There's an adventurous feel to the sophomore project that suits the singer-songwriter and musician from Fort Worth, Texas well; tracks like the country-tinged "Beyond" the '70s soul song "Bad Bad News," the honest storytelling of "Georgia to Texas" and the slow-burn of "Mrs." show he's maturing as an artist, evolving as a vocalist and destined to stick around for a while.
Ryan B. Patrick 
 
 
6. serpentwithfeet
soil
(Secretly Canadian/Tri Angle)
 


Josiah Wise's debut full-length as serpentwithfeet is about love: queer, devotional and awkward. Articulated through passages that are as flowery as they are raw, soil is nakedly vulnerable and unabashedly dirty as it ruminates on everything from promiscuous sex to "the funk [his lovers leave] in the air" ("waft"). Everything's on full display here, and Josiah conveys it with a heart-stopping tenor and a vibrato that takes the oversharing to the amphitheatre, multiplying his voice to harmonize with himself as he addresses his unanswered desires in the dark to a half beat.
 
Trading out R&B's thump for eerie, subtler touches of baroque chamber music and avant-garde instrumentation, Wise emotes with a voice, a sound, and an intimacy the genre has never heard the likes of.
Tom Beedham
 
 


 
 
5. Charles Bradley
Black Velvet
(Daptone)
 


One of the great pearls of wisdom Gang Starr's Guru gifted us before his passing was the key to longevity as a vocalist: it's mostly the voice that gets you up. So for all the pummelling drums, funky horn blasts and compelling cover song choices on Charles Bradley's posthumous Black Velvet, as ever, it's the man's voice that pulls it all together and yanks us in.
 
A cocktail of well whiskey, bummed cigarettes, heartache and only two hours of sleep, Bradley's voice serves as a big, loud, bluesy conduit for raw emotion. The Menahan Street Band puts in overtime to fill in the blanks, and make this 38-minute salvage of the best Bradley left ring out like a proper musical statement, but they're smart enough to get out of the way of the Screaming Eagle of Soul, who opens with a wail and elevates from there. And, man, when Bradley belts out a peppier, deeper "Heart of Gold," you wonder if his voice was the one best suited for Neil Young's classic song.
Luke Fox
 
 
4. Georgia Anne Muldrow
Overload
(Brainfeeder)
 


Georgia Anne Muldrow has been a prolific vocalist in the Los Angeles music scene since 2005, with over a dozen albums and myriad collaborations to her credit. Yet, she seemed to step off the path a bit leading up to Overload, taking an uncharacteristically long pause after 2015's hip-hop oriented A Thoughtiverse Unmarred. Sure, she was still working behind the scenes, but the break between realizing her own releases seemingly recharged her creative mojo, the sharpness of her artistic vision, her je ne sais quoi.
 
Whatever it was, this year's Overload saw her return to top form, delivering the perfect album for her first full-length on Flying Lotus's Brainfeeder label. Speaking truth and spreading love, she revelled in her cerebral funk fusion, future jazz, hip-hop, psychedelic soul, neo-R&B goddessery. While many would sound swamped under all those influences, they're but patches on a warm quilt to Muldrow, whose Overload exudes the strength and style of Erykah Badu, Nina Simone and SassyBlack.
Alan Ranta
 
 
3. Kali Uchis
Isolation
(Rinse/Virgin)
 


"But why would I be Kim? I could be Kanye in the land of opportunity and palm trees."
 
That single passage from Kali Uchis' sultry track "Miami" sums up the ambition that drives her throughout her debut LP, Isolation.

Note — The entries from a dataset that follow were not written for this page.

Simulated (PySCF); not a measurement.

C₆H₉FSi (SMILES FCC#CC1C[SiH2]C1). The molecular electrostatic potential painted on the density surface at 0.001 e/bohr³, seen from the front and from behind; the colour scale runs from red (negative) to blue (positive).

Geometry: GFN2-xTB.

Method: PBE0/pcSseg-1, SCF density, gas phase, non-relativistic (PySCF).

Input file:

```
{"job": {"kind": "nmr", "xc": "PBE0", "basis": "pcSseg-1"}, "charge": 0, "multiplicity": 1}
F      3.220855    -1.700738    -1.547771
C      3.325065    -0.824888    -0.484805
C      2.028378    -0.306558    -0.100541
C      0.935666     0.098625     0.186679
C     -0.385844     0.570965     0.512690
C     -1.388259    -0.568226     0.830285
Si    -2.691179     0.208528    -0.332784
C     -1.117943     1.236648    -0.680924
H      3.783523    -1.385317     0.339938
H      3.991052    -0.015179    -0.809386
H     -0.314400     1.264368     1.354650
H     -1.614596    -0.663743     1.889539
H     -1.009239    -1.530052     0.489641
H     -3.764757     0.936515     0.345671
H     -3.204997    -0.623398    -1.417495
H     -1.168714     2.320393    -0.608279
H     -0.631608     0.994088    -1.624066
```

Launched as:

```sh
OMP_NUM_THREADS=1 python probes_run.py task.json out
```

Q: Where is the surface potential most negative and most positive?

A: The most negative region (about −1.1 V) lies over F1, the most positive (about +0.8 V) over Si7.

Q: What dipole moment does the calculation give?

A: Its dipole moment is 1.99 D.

Born in Virginia to parents from Pereira, Colombia, Uchis speaks to an immigrant perspective of the American Dream. She herself has hustled: at age 17, she spent months working on music while living out of her car. Now 24, she vows to live fast, never die, take your money, and raise the price. But she never loses sight of the American Dream's vampiric reality, calling out exploitative labour and social and wealth inequality on "Your Teeth in My Neck."

Uchis is resilient, a no-nonsense boss of her own destiny; her fantasies of riches are frames in the storyboard she has meticulously laid out for her life. Album guests Kamasi Washington, Damon Albarn, Kevin Parker, Tyler the Creator, Bootsy Collins and more contribute to a sound that dances between R&B, bossa nova, doo-wop, funk, hip-hop, love-struck balladry, reggaeton and Brazilian jazz, which Uchis sings in English and Spanish. But with self-assured skill and poise, she manages to stand out even amidst Isolation's most venerated contributors.
Leslie Ken Chu
 
 
2. Jorja Smith
Lost & Found
(FAMM/The Orchard)
 


Twenty-one is a tender age for such a soul-baring and poised album as Lost & Found. Hailing from the West Midlands city of Walsall, Jorja Smith had a most impressive 2018, contributing to the Black Panther soundtrack and nabbing a Critics' Choice at the Brit Awards ¾ and her debut album impressively lives up to its hype.
 
Smartly eschewing any high-profile guest appearances, the one-time barista emerges as a singular artist over Lost & Found's 12 lustrous tracks. Given Smith's melange of soul and jazz, with a sheen of pop appeal, the comparisons to Amy Winehouse or Adele are expected but ultimately disingenuous, given hypnotizing cuts like the title track and "On Your Own," on which she reveals a lyrical candour and vocal maturity beyond her years. Smith's also a stunningly perceptive storyteller when she turns her focus outward;  "Blue Lights" is a heartrending take on police brutality and racial profiling, while her freestyle on "Lifeboats" attacks privilege and the refugee crisis with an adept bite. Lost & Found was Jorja Smith's propeller into stardom, but its authenticity makes her ascent all the more satisfying.
Matt Bauer
 
 
1. The Internet
Hive Mind
(Sony)
 


Distance makes the band grow stronger — after releasing their acclaimed album Ego Death, the Internet bandmates took a three-year hiatus to explore their own solo ventures. Then, having purged whatever freestanding brilliance had been brewing in their respective heads, the group reconvened on Hive Mind, a soulful, cohesive effort on which each member pushes their respective limits.
 
True to the album's name, Hive Mind showcases the band's collective intelligence; no one artist stands out, meaning they all do. Throughout the record, Christopher Smith's playful, sometimes furious drums punctuate Steve Lacy's poised and bluesy guitars. Patrick Paige II's bass moderates the temperature of the album; without saying a word, Paige subtly dictates the mood of each track and his bandmates happily follow his lead. Matt Martians' spacy, futuristic synths provide balance: the Internet reach to the past for heavy doses of funk and touches of disco throughout Hive Mind, but Martians' futuristic flourishes keep the sound contemporary and fresh. All of their efforts provide a plush foundation for Syd's feathery, come-hither vocals to stand on.
 
Ultimately, though, it's the selflessness the band display that is the hero of this project. Each artist is performing at their best but is happy to complement, rather than outshine, the others. It's refreshingly free of ego and plays like a jam session between friends. Laid-back and grounded in old-fashioned musicianship, Hive Mind is a feel-good album that not only stands out in 2018, but is sure to transcend time.